Parameter inference (with selection effects)
We now assume that the data \(\{ y_i \}_{i=1, \cdots, N}\) have been selected according to a selection effect or cut which will affect the parameters of interest (otherwise it would not affect any of the probabilisties and it could be dropped).
The posterior distribution on the parameters is now:
\[p(\alpha, \{ x_i \} \vert \{ y_i \}, S) \propto p(\alpha) \prod_{i=1}^N p(x_i\vert \alpha)p(y_i\vert x_i,S)\]The term \(p(y_i\vert x_i,S)\) is a new likelihood function (a slight abuse of terminology), modified by selection effects:
\[p(y_i\vert x_i,S) = \frac{ p(S \vert y_i) p(y_i\vert x_i) }{ p(S \vert x_i ) }\]The term \(p(S \vert y_i) = \frac{ p(y_i \vert S) p(S) }{p(y_i)}\) is constant. The real selection function is implemented in \(p(y_i \vert S)\).
The other term,
\(p(S \vert x_i ) = \int \mathrm{d}y^\prime_i p(S \vert y^\prime_i) p(y^\prime_i\vert x_i)\),
captures the way the original likelihood function is modified due to selection effects.
Example: Gaussian noise and SNR cut
In many cases, we will have
\(p(y_i\vert x_i,S) \propto \frac{ p(y_i\vert x_i) } { \int \mathrm{d}y^\prime_i p(y^\prime_i \vert S) p(y^\prime_i\vert x_i)}\),
when the selection effects are simple and deterministic.
We now consider a simple signal-to-noise ratio (SNR) cut, with some threshold \(C\):
\(p(y_i \vert S) = 1\) if \(y_i/\sigma_i > C\), otherwise \(0\).
We also consider Gaussian noise, so that the likelihood function is simply
\(p(y_i\vert x_i) = \mathcal{N}(y_i-x_i;\sigma_i)\).
With this deterministic cut, the correction term of interest, \(p( S \vert x_i )\), is a convolution:
\(p(S \vert x_i ) = \int_{C\sigma_i}^{\infty} \mathrm{d}y^\prime_i \mathcal{N}(y^\prime_i-x_i;\sigma_i)\),
leading to
\[p( S \vert x_i ) \propto 1 - \mathrm{erf}( \frac{C\sigma_i - x_i}{\sqrt{2}\sigma_i} )\]So the final result, our new likelihood function for the hierarchical model, is
\[p(y_i\vert x_i,S) \propto \frac{ \exp(-\frac{1}{2}(\frac{y_i-x_i}{\sigma_i})^2) }{ 1 - \mathrm{erf}( \frac{C\sigma_i - x_i}{\sqrt{2}\sigma_i} ) }\]where are have dropped irrelevant multiplicative constant terms everywhere.
Lets test that with a simulation!
Let’s generate \(x_i\)’s from a Gaussian centered at \(\alpha\), then add noise.
Let’s also apply a SNR cut, i.e. only keep objects that satisfy some SNR criterion.
We will infer \(\alpha\) (and the \(\{x_i\}_{i=1, \cdots, N}\)) with the framework presented above.

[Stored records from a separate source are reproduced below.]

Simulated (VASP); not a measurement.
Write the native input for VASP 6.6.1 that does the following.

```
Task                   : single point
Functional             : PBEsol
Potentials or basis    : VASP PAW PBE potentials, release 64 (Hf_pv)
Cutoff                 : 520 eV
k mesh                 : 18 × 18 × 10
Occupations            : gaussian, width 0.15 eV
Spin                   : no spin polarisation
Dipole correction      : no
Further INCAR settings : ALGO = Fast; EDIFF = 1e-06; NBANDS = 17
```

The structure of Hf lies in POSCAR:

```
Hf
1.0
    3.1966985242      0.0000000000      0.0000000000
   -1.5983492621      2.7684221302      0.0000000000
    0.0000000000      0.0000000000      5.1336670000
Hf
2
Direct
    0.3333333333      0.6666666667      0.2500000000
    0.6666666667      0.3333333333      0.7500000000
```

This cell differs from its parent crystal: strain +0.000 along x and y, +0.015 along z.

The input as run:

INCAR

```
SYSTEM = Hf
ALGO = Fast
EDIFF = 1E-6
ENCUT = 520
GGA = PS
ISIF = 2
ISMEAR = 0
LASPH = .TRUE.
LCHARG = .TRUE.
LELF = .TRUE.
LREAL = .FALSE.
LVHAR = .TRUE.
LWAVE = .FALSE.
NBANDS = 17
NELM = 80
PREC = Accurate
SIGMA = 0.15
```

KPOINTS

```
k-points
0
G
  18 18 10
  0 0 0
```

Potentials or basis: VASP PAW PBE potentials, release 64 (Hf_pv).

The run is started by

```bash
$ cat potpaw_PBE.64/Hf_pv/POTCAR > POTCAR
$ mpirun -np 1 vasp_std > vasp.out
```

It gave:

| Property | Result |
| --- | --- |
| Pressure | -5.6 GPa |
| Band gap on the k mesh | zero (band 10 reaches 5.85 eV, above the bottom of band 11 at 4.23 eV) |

We will check that neglecting the selection effects leads to a biased answer, and that the formulae above correctly mitigates this bias.
nobj = 1000
alpha, sigma_alpha = 10, 1 # some arbitrary values
x_i = alpha + sigma_alpha * np.random.randn(nobj) # Gaussian draws
sigma_i = np.random.uniform(sigma_alpha, sigma_alpha * 2, size=nobj) # uniform draws
y_i = x_i + sigma_i * np.random.randn(nobj) # Gaussian draws from N(x_i, sigma_i)
# some grid for computing and plotting p(x\vert alpha), here a Gaussian.
x_grid = np.linspace(np.min(y_i), np.max(y_i), 100)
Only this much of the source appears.